If the Hoosiers do opt for a smaller lineup, Durham has the size and length to guard some wings in the Big Ten, but could Lander and Phinisee starting together work from a defensive perspective? Even if it did create issues at times, having two primary ball handlers on the court together who can create for themselves and others is intriguing. Phinisee is probably a better shooter than he’s shown through his first two seasons and Lander has proven himself as a point guard who can strike a balance between scorer and facilitator.
Regardless of how the lineups and rotations shake out, Durham, Phinisee and Lander will definitely be among Indiana’s top seven players.The rest of the backcourt group’s spot in the rotation hierarchy is far less certain.
Due to his experience, Franklin should have a leg up on Galloway and Leal entering the season. Franklin proved to be a capable defender as a freshman, but there were clear deficiencies in his offensive game that he’ll need to improve upon to hold his position. Franklin was a below average shooter – 61.5 percent on free throws, 45.8 percent on 2s and 26.6 percent on 3s – and had a higher turnover rate (21.9 percent) than assist rate (17.1 percent).

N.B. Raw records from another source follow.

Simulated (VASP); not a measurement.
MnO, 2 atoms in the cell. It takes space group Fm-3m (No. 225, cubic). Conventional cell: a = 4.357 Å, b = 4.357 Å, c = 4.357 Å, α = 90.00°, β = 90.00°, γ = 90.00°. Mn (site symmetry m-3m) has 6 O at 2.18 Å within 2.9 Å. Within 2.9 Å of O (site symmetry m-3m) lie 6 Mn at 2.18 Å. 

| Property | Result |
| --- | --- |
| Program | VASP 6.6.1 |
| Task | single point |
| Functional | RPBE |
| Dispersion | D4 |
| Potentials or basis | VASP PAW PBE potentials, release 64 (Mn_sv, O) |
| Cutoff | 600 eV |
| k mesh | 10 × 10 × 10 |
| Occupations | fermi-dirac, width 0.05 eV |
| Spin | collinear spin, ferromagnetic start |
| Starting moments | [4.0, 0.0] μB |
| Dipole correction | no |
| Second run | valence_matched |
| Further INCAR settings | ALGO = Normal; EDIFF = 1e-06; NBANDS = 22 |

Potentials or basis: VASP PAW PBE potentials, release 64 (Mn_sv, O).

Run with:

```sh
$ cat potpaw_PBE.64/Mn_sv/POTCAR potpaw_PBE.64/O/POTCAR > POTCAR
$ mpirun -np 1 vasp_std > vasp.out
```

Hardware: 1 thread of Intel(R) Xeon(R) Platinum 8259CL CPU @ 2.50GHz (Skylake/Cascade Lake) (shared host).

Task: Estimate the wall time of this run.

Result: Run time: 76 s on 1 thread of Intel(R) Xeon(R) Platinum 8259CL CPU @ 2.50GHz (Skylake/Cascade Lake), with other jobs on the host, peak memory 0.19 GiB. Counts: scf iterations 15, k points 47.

Galloway looks the part of a player who is ready to play as a freshman. He’s a gritty defender and is aggressive driving to the rim with the intent to draw contact or finish plays. And Leal, Indiana’s Mr. Basketball, has been billed as a shooter with size. If he can make 3-pointers at an above average clip, there will be incentive for Miller to assign him minutes for that reason alone.
The separator in most of these decisions will likely be defense and an ability to make perimeter shots. We’ve learned much about Miller’s demands as a coach over his first three seasons and the most paramount of those demands is defense. Phinisee and Durham are proven in that regard and Lander’s talent suggests he will earn minutes from day one even if he needs time to grow defensively.
The other three backcourt pieces – Franklin, Galloway and Leal – all have something different to bring to the table, but will ultimately have their roles sorted out by their capabilities to dig in defensively and knock down timely perimeter shots. Given the depth, it’s likely that minutes could ebb and flow for all three players this season. Miller will now have the option to ride the hot hand rather than being forced into less than ideal lineups and rotations in his first three seasons.